Qwen3.5-4B Text-to-SQL Data Forge LoRA

This repository contains an MLX LoRA adapter for Qwen/Qwen3.5-4B, fine-tuned with the data-forge Text-to-SQL synthetic dataset pipeline.

The goal of this checkpoint is narrow: improve SQLite Text-to-SQL behavior for compact specialist-model experiments. It is not a merged full model; load it as an adapter on top of the base model.

Training Summary

Base model: Qwen/Qwen3.5-4B
Fine-tune type: LoRA
Runtime: MLX LM
Train rows: 6,633
Validation rows: 369
Held-out synthetic test rows: 368
Iterations: 800
Max sequence length: 1,024
LoRA rank: 8
LoRA scale: 20
Learning rate: 2e-5
Prompt masking: enabled

Local Held-Out Result

Measured on the first 100 held-out synthetic Text-to-SQL examples from the same generation run:

Model	Execution Accuracy	Exact SQL Match	Valid SQL Rate
Qwen/Qwen3.5-4B base	74%	11%	96%
Fine-tuned adapter	78%	28%	95%
Delta	+4 pts	+17 pts	-1 pt

The evaluation report is included as eval_synthetic_heldout_100.json.

Spider Dev Smoke Result

Measured on the first 100 examples from the official Spider dev set with SQLite execution against the official Spider databases:

Model	Execution Accuracy	Correct / Total
Qwen/Qwen3.5-4B base	41%	41 / 100
Fine-tuned adapter	51%	51 / 100
Delta	+10 pts	+10

The Spider smoke report is included as eval_spider_dev_100.json.

Full Spider Dev Result

Measured on all 1,034 examples from the official Spider dev set with SQLite execution against the official Spider databases. The primary number below uses deterministic SQL extraction from model output before execution, because both the base model and adapter sometimes emit reasoning text before the SQL query.

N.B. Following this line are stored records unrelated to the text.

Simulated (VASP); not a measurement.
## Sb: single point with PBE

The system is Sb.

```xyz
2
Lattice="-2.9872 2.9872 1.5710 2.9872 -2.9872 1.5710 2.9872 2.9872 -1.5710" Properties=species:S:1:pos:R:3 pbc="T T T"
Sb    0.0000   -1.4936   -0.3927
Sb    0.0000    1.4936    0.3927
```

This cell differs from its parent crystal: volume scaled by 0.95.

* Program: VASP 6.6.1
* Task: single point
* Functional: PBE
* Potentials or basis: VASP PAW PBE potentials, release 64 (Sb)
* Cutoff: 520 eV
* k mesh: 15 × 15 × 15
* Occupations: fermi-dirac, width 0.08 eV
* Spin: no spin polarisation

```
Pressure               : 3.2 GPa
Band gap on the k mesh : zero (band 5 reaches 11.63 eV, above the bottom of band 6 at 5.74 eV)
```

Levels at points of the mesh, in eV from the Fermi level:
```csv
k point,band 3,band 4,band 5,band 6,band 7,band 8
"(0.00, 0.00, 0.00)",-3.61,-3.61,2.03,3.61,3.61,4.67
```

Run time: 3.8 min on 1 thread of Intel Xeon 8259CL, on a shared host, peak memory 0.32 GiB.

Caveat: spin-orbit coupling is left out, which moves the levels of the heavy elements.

Model	Execution Accuracy	Valid SQL Rate	Correct / Total
Qwen/Qwen3.5-4B base	40.81%	55.42%	422 / 1,034
Fine-tuned adapter	57.83%	78.24%	598 / 1,034
Delta	+17.02 pts	+22.82 pts	+176

The full Spider dev report is included as eval_spider_dev_full.json.

Full Spider Dev With Execution-Result Voting

The strongest local result uses the same LoRA adapter with multiple deterministic prompt variants and a gold-free selector:

Generate candidate SQL with the fine-tuned adapter using legacy and hardened prompt styles.
Include base-model and gap-adapter candidates as additional fallbacks.
Execute candidates against the Spider SQLite database.
Select the executable result set with the most candidate agreement, breaking ties by prompt order.

This does not inspect the gold SQL or gold execution result.

System	Execution Accuracy	Correct / Total
Qwen/Qwen3.5-4B base	40.81%	422 / 1,034
Fine-tuned adapter, single-pass	57.83%	598 / 1,034
Fine-tuned adapter, fixed extractor + hardened prompt	66.44%	687 / 1,034
Fine-tuned adapter + result voting	71.47%	739 / 1,034

The result-vote report is included as eval_spider_dev_full_result_vote.json, and the selector metadata is included as selector_report_result_vote.json.

Usage

python -m pip install mlx-lm
python -m mlx_lm.generate \
  --model Qwen/Qwen3.5-4B \
  --adapter-path sahilsangwan/qwen35-4b-text-to-sql-data-forge-lora \
  --prompt "Return SQLite SQL only: ..."

For programmatic use:

from mlx_lm import generate, load

model, tokenizer = load(
    "Qwen/Qwen3.5-4B",
    adapter_path="sahilsangwan/qwen35-4b-text-to-sql-data-forge-lora",
)

prompt = "Return SQLite SQL only: ..."
print(generate(model, tokenizer, prompt=prompt, max_tokens=128, verbose=False))

Limitations

The full Spider dev score is a local execution-accuracy run with deterministic SQL extraction, not an official leaderboard submission.
The 71.47% result uses execution-result voting over multiple local candidate generations, not a single greedy generation.
The adapter was trained for SQLite-style Text-to-SQL, not general chat.
Manual review/signoff was skipped for this first proof run.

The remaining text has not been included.